FRANCISCO SOBRINO

1932 - 2014

1932 (Guadalajara, Spain) – 2014 (Bernay, France)
Worked and lived in France and Spain

 

Francisco Sobrino was a Spanish artist and pioneer of both Op and Kinetic Art. His complex sculptures explore the limits of visual perception, challenging traditional notions of dynamics of form in art through movement and optical illusions. Many of Sobrino’s three-dimensional constructions move, and can be manipulated by the viewer. He also explored the effects of light, focusing on reflections, absorption qualities, transparency, and optical illusions created by shadows. “Using geometrical forms enabled me to understand what I was doing, it helped me to tell things in a clear language,” he once said. “I wanted to create a kind of alphabet of elementary and impersonal forms, with which I could build sentences. I still have the same desire: to be clear.”

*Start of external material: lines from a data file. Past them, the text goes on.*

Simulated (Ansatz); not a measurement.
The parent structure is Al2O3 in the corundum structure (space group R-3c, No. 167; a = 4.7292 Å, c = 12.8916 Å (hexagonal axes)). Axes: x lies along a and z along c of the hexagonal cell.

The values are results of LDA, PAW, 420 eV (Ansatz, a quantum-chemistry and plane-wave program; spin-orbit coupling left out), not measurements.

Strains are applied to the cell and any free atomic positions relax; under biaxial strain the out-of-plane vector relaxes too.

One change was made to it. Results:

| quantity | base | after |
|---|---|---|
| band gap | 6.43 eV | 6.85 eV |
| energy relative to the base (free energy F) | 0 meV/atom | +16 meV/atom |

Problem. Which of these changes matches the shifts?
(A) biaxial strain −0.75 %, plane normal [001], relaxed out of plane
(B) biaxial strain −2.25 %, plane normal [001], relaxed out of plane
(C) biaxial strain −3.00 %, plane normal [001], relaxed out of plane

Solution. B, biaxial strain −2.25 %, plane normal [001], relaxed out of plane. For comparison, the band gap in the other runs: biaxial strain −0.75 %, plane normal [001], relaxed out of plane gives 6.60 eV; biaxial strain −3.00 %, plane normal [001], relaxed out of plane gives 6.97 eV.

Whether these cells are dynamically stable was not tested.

Born in 1932 in Guadalajara, Spain, he went on to study at the Escuela de Arte y Oficios in Madrid and the National School of Fine Arts in Buenos Aires before moving to Paris, where he began his career as an artist and spent much of his life. Sobrino was the subject of many solo exhibitions throughout his life, and his work is part of major museum collections such as the Tate Gallery in London, the Tel Aviv Museum, the Fondazione Peggy Guggenheim in Venice, and the Museum of Fine Arts, Boston. He died on May 11, 2014 in Paris, France at the age of 82.